Cerro Coso Community College hosted the first statewide educators retreat for about 80 attendees teaching face-to-face college programs throughout California’s prisons and jails. Known as, BASECAMP 2019: Prison Educators Retreat, the event was held at Tehachapi Mountain Park from Sept. 26-29 in conjunction with Bakersfield College, Corrections to College California and New York University’s McSilver Institute.
Attendees included College of the Redwoods, Southwestern College, San Diego City College, Cuesta College, Antelope Valley College, Norco College, Imperial Valley College, Allan Hancock College, Columbia College, Folsom Lake College, Chaffey College, Cal State LA and the Prison University Project in San Quentin.
BASECAMP 2019 focused on professional development opportunities and personal wellness for practitioners in the field during a multi-day retreat in a beautiful natural setting, as opposed to the traditional hotel conference venue. The goal of the event was to promote collaboration and best practices among the college institutions, as well as learn from leading industry experts from NYU’s McSilver Institute regarding trauma-informed care and resiliency. Each morning began with the options for a hike, personal reflection, or a yoga and meditation session led by local instructor Tina Warren-Diaz of Bear Valley Springs Yoga.
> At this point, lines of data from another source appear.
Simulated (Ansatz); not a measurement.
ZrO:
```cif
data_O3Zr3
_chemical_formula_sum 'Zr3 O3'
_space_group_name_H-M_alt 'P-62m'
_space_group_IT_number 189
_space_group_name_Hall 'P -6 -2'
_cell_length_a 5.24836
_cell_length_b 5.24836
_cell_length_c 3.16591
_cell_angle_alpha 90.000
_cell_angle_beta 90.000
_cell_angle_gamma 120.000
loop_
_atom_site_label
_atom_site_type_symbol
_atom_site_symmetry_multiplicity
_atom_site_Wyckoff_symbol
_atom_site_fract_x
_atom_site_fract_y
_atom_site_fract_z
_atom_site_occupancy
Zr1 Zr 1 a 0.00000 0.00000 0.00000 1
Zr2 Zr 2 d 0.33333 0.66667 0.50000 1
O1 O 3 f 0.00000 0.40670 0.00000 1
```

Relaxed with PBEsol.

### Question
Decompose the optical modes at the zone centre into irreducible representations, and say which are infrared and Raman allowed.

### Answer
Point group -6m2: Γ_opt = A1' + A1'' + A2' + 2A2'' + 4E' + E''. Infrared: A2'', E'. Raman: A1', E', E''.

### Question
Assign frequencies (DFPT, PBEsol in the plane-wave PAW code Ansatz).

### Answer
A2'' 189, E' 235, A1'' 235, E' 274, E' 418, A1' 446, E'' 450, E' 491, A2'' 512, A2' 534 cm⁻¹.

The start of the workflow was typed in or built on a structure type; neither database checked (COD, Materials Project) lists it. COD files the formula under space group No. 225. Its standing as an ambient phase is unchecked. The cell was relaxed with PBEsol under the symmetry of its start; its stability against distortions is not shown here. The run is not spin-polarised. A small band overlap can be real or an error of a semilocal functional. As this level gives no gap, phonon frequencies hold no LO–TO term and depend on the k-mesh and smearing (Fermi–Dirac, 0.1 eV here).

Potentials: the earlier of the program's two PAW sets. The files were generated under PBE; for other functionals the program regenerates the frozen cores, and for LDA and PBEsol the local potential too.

Cerro Coso Community College partnered with many local vendors and highly encouraged environmental responsibility, supplying personalized reusable cups to all attendees. The food was catered by Ryan Silas-Groves from The Butcher Shop, who prepared an outstanding selection of meals to a variety of preferences. Also in attendance were Local Craft Beer and Triassic Vineyard representatives providing guests with a sample of Tehachapi’s local libations. A relaxing ambience was provided each night by local musicians Alex and Deja Bruhl and moments throughout the retreat were captured by local photographer Jeffrey Jacobs. South Street Digital produced the event brochures and agenda. Cerro Coso Community College wanted to represent and highlight the local talents in the Tehachapi community.
Cerro Coso Community College is one of 22 community colleges throughout the state providing direct face-to-face instruction and support services to more than 7,000 students throughout California’s 35 prisons, according to fall 2017 data from California Community College Chancellors Office.
Cerro Coso’s Incarcerated Student Education Program operates in California City Correctional Facility and Tehachapi’s California Correctional Institution and is currently serving more than 1,100 incarcerated students with 4,875 course enrollments this academic term. Incarcerated students are able to work toward one of seven associate degrees through Cerro Coso’s program and 43 incarcerated student graduates were celebrated in the spring 2019 commencement.
Natalie Dorrell is the director of public relations and institutional advancement at Cerro Coso Community College.